By Rana Ajit, IANS,
New Delhi : A woman who was divorced by her husband on the ground of being a schizophrenic has been absolved of the taint of lunacy by the Supreme Court, which frowned at a family court for taking contrary stands on her mental state on two different occasions.
The family court in Maharashtra’s Aurangabad town first declared her a schizophrenic and allowed her husband to divorce her. Later, the same court while hearing their daughter’s custody matter burdened the woman with her upkeep saying it was difficult to believe that she was a schizophrenic.
Ironically, however, the Supreme Court has now asked the same family court to assess her husband’s financial status to help it decide the alimony for Suvarnalata, a native of Aurangabad.
Suvarnalata’s marital tribulations began soon after she gave birth to her daughter Naveli in early 1999. Her husband Mohan Anandrao Deshmukh moved a local family court in July 1999 seeking divorce from her alleging that she suffered from mental illness.
The family court accepted Deshmukh’s allegations and allowed him in early 2001 to dump his wife.
But while deciding the question of Naveli’s custody in December 2002, the same family court’s judge, also a woman, ruled that Deshmukh had tricked her into granting him divorce from his wife, Suvarnalata’s counsel Nandita Rao told the apex court.
Rao quoted the family court judge as ruling that “her earlier order in the divorce proceedings had been obtained on misrepresentation of facts which amounted to fraudulent behaviour on the part of the husband.”
“The Aurangabad’s family court judge also observed that after seeing Suvarnalata in court at the time of trial, it was difficult for her to believe that she was schizophrenic,” noted the apex court bench of Justice Altamas Kabir and Justice Cyriac Joseph.

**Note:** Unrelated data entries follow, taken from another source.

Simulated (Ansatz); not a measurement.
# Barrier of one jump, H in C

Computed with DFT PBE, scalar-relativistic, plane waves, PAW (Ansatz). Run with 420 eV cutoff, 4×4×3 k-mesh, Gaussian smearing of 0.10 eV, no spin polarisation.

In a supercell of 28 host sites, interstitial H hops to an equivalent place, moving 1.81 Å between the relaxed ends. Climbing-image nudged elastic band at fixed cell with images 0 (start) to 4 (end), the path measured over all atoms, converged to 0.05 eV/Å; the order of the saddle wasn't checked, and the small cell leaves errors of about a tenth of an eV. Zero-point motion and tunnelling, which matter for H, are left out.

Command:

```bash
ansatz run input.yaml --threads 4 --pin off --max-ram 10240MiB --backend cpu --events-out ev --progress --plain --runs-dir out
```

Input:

And, this time around, ruling out that Suvarnalata was schizophrenic, the same judge rejected her husband’s contention that he had better credentials to look after Naveli and saddled Suvarnalata with the responsibility to bring up her daughter, the apex court said.
Suvarnalata’s counsel argued in apex court that the family court judge allowed the husband to go scot-free. It never launched a prosecution against Deshmukh despite ruling that he had obtained the decree of divorce from her virtually through perjury and false evidence, Rao said.
Happily bearing the burden of bringing up her daughter, Suvarnalata, in turn, waged a lone legal battle against the family court’s decree of divorce to her husband, she said.
Suvarnalata appealed in the Bombay High Court against the family court decree, which declared her schizophrenic and allowed her husband to dump her. First she went in appeal before a single judge bench and then a division bench. But both rejected her plea in 2005 and 2007, respectively.
Finally, she came to the apex court. In the meantime, taking benefit of the family court’s divorce decree, duly endorsed by the high court, Suvarnalata’s husband got married again.
Suvarnalata subsequently amended her prayer in the apex court saying that though she would not like to disturb her husband’s second marriage, she would surely like the apex court to examine if she was really a lunatic.
She also sought a one-time alimony of Rs.75 lakh from her ex-husband contending that he was well off and she needed this amount to ensure a decent living for herself as well as for her daughter.
The apex court April 5 this year partly allowed her plea. Relying upon the family court judge’s observation, which said that it was hard for her to believe that Suvarnalata was a schizophrenic, the apex court absolved her of the taint of lunacy.
And to decide the financial status of her ex-husband, the apex court referred the matter back to the family court.